Football offers a lot of different attacking tactics, and whereas the concept of overloads and the approach of positional play have become quite popular, asymmetrical shapes are a less popular phenomenon although they do offer some potential.
Asymmetrical shapes are often used as a combination of positional play and overloads. In this case, the overloads are not created through heavy shifting towards a certain area, but the shape creates a natural and constant overload in a certain area of the pitch.
This tactical analysis deals with the advantages and disadvantages of the usage of asymmetrical shapes. Therefore, we are going to reveal the tactical consequences of asymmetrical shapes and take a look at some teams, such as Peter Bosz’s Bayer Leverkusen using this concept.
Asymmetrical shapes with hybrid players
There are several reasons for the usage of an asymmetrical shape. One of the most common reasons is the fact that a team is lined up with different player types. For instance, while one full-back might like to move forward on the wing during the attacking phase, the other one might be a better build-up player in deeper areas. As a consequence, it can be sensible to avoid forcing players into roles they are not able to fulfil and instead use their strengths by giving them a role that suits their skill set.

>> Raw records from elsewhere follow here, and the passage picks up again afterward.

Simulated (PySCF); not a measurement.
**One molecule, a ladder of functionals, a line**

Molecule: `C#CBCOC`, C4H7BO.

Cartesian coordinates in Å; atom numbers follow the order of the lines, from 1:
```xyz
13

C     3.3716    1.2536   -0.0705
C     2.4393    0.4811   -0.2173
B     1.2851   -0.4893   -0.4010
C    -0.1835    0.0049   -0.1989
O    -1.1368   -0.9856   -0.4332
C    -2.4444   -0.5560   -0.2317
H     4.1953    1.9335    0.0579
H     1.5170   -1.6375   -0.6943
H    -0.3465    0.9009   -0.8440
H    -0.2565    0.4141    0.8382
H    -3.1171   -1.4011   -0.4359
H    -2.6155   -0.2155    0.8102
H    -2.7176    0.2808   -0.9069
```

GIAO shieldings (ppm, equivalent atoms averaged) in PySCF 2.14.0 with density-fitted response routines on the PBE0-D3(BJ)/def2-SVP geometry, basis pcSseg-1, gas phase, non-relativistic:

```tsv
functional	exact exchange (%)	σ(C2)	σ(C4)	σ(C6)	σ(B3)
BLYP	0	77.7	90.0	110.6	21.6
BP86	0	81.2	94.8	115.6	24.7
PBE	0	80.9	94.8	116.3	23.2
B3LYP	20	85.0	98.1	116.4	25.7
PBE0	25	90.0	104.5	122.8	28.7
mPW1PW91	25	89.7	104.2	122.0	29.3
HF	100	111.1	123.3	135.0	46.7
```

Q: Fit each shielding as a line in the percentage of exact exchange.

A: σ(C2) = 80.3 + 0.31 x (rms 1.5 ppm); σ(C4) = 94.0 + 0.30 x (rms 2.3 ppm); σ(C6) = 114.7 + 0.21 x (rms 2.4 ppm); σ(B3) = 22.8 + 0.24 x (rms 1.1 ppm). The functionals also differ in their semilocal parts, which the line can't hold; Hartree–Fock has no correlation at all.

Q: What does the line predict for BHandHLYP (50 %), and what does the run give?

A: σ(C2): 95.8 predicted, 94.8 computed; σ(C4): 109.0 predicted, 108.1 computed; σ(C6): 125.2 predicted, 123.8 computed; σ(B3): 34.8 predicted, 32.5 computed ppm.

Often, asymmetrical shapes are used to define the area of action for full-backs and wingers. Whether they mainly act within the half-space or on the flank can make a huge difference. When teams use asymmetrical shapes, they often lineup so-called hybrid players taking over a different position during the attacking phase, then when defending or vice versa.
A common example for a hybrid player are wingers who act as central offensive midfielders in possession. Although pressing and defending out wide, they move inside during the possession phase. Tottenham’s Christian Eriksen is one example. Eriksen’s playmaking abilities can help Tottenham in possession. Therefore, the Danish attacking midfielder acts centrally during the attacking phase. In Tottenham’s Champions League final against Liverpool, this created an asymmetrical shape as can be seen below.
Whereas their left side was occupied by two players, their right side was only occupied by right-back Kieran Trippier as Eriksen moved inside.
As a consequence, Tottenham overloaded the centre of the pitch and Liverpool had to heavily shift in order to defend Tottenham when they attacked down their left side. In this particular case, the outcome was not great since Liverpool are following a ball-oriented defending approach anyways, and Trippier was not a big threat after switches.
Against a space-oriented defending approach
Any action in football is followed by a consequence. The same goes for the usage of asymmetrical shapes. If the attacking side deploy an asymmetrical structure, the defending side are forced to a reaction. Either they will attempt to adjust their shape in order to still gain a numerical superiority or at least equality in certain areas, or they will have to defend with fewer numbers. A change in shape is not always made by the coach but can also happen due to the players’ behaviour. A central midfielder, for instance, could shift further towards one side intentionally due to the positioning of the opponents.
When using an asymmetrical shape against a space-oriented defensive side, the opposition might not adjust their defensive shape though. As a result, it is possible to create natural overloads on one side while having an underload on the other side. Below, we can see how the team in possession have a 4v3 numerical superiority on the ball side. This is a result of their asymmetrical shape with two wide players on the left and only one player on the right side.
Depending on the opposition defending qualities, one can then either play into the area with a numerical advantage straight away or attempt to decoy the opposition by playing into the underloaded area followed by a quick switch of play.
Against a man-oriented defending approach
The more man-oriented the defending approach though, the bigger is the impact on the defensive shape. Logically, when defending man-to-man, the defending players follow their direct opponent. As a result, they automatically mirror the opposition shape, whether asymmetrical or not and therewith create a numerical equality in most areas of the pitch (most sides provide one more player than the opposition within the backline).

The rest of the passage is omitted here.